Over the years, civil society including the Quaker United Nations Office and Quakers in Britain have proposed approaches that would make polluters pay, including fair sources of finance for loss and damage (PDF). The Paris Agreement committed developed countries to lead on financing and mitigation; they have the highest per capita GHG emissions, the highest historical emissions, and in most cases benefited financially from colonisation.
However, at the COP29 we witnessed stand-offs, last minute drafts, selective sharing, walkouts, and final language mirroring the last ineffective finance deal. Specifically, inclusion of the word ‘by’ in the clause “with developed countries taking the lead, of at least USD 300 billion per year by 2035″. The ‘by’ allows 11 years for full delivery. The text also contains no clear commitment to protect sufficient grants rather than loans that exacerbate debt, it includes many references to private finance over public finance, and no analysis on the diluting impact of inflation.

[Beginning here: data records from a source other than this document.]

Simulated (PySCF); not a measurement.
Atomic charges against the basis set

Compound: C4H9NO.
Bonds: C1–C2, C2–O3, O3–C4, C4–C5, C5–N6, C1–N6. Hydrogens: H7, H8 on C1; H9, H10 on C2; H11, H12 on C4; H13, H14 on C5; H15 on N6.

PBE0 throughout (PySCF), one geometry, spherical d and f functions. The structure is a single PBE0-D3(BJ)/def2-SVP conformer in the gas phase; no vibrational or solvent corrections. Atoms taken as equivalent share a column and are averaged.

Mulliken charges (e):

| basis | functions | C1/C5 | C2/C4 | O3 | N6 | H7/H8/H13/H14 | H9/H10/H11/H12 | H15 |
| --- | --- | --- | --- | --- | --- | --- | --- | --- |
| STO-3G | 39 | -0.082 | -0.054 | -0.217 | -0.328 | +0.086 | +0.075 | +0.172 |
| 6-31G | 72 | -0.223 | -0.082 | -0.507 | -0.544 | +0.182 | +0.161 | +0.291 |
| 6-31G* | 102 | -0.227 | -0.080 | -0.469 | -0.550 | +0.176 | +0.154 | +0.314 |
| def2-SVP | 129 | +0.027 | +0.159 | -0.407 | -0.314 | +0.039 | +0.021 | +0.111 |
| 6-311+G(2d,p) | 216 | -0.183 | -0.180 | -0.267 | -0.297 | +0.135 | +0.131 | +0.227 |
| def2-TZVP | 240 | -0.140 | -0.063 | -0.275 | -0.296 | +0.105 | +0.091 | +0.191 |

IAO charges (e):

There were decisions relating to the Global Goal on Adaptation, though again without sufficient funding. A decision to extend the enhanced Lima work programme on gender was met with efforts to weaken previously agreed language relating to gender and human rights language. Finally, there were decisions on guidelines for implementation of carbon markets proposed in Articles 6.2 and 6.4 of the Paris Agreement. Carbon markets are not supported by most civil society voices at the COP29. They are essentially ‘carbon offsetting’ for high GHG emitters failing to sufficiently mitigate their own emissions. Carbon markets do not reduce greenhouse gas emissions ‘at source’, have a history of ineffectiveness, abuses of Indigenous Peoples and human rights, and fail to recognise increase of eco-system collapse under rising temperatures.
Quaker action at COP29
At the COP29 we prepared and translated toolkits for negotiators on the latest climate science, and booklets for grassroots action on ‘what we can do’. We distributed a briefing paper on the risks of geo-engineering reliance on carbon dioxide removal (CDR). We helped author an interfaith statement for the COP and helped plan and facilitate an interfaith Talanoa Dialogue with faith voices from around the world. We coordinated Quaker voices in global civil society demands for the COP Presidency to protect human rights in climate action. We co-hosted with Quakers in Britain and Quaker Earthcare Witness an official COP event titled, What Really Makes us Safe?, and in a COP Press Conference asked the same question before journalists: why do we beg for climate finance to support needed root cause transitions and help people experiencing loss and damage, while trillions are spent on weapons to oppress and kill? Throughout, we met with a diverse group of negotiators to talk through hopes and concerns, as part of our quiet diplomacy efforts here to build communication between countries.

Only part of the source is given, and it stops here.